However, in Rome, the fountains you will encounter whilst wandering the city’s complex maze of charming backstreets will not fail to astound as long as you know exactly what it is you’re looking at, as is so often the case with churches, statues and ruins in Italy.
On a recent trip to France, it wasn’t until months after the trip that I realised that a fountain we had stopped to take a photograph at was in fact a site of major historical interest. Consequently, I vowed that when I visited Rome, a city that is perhaps home to some of the world’s most splendid watery statues, the historical significance would not pass me by. I decided to map out the fountains in Italy’s stunning capital and visit them on a walking tour. As I had hoped, instead of the usual, “Oh, look! A pretty fountain!”, a mantra which quickly gets old, my research and forward planning led to a much deeper appreciation of the ornate sculptures.

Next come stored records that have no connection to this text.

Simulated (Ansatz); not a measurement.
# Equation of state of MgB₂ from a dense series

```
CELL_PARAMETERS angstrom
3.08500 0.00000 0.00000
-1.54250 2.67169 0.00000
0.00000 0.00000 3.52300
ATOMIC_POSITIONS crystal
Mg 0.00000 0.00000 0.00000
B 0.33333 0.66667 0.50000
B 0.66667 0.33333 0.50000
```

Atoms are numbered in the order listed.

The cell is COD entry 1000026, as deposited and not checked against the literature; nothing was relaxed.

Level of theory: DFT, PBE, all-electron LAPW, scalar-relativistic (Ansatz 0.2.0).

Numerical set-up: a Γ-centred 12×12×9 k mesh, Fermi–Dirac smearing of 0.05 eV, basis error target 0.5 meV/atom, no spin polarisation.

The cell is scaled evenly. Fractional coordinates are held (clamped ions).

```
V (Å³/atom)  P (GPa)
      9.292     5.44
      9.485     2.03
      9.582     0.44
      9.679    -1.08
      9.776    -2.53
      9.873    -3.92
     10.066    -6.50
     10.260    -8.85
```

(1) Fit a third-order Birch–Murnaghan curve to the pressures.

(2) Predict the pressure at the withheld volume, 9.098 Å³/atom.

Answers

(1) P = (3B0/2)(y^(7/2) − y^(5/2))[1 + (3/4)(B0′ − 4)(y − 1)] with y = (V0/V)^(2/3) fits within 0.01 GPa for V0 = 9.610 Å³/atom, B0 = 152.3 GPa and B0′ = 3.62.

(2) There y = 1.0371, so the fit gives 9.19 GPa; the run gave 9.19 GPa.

The Trevi Fountain is undoubtedly the most famous fountain in all of Italy, if not the world. An extravagant baroque masterpiece, this fountain is not nearly as old as some of its neighbours — it was only completed in 1762 — but it nonetheless revered for its striking iconography. Tourists flock to the Fontana di Trevi day and night to toss small change into its waters in the hope that one day, they will return to Rome. Of course, I also took part in this wistful and wishful activity, although I have yet to discover whether there is any truth behind the superstition. Apart from the meagre cost of your “wish”, a visit to the Trevi Fountain is completely free, and should therefore go straight to the top of your must-see list when in Rome.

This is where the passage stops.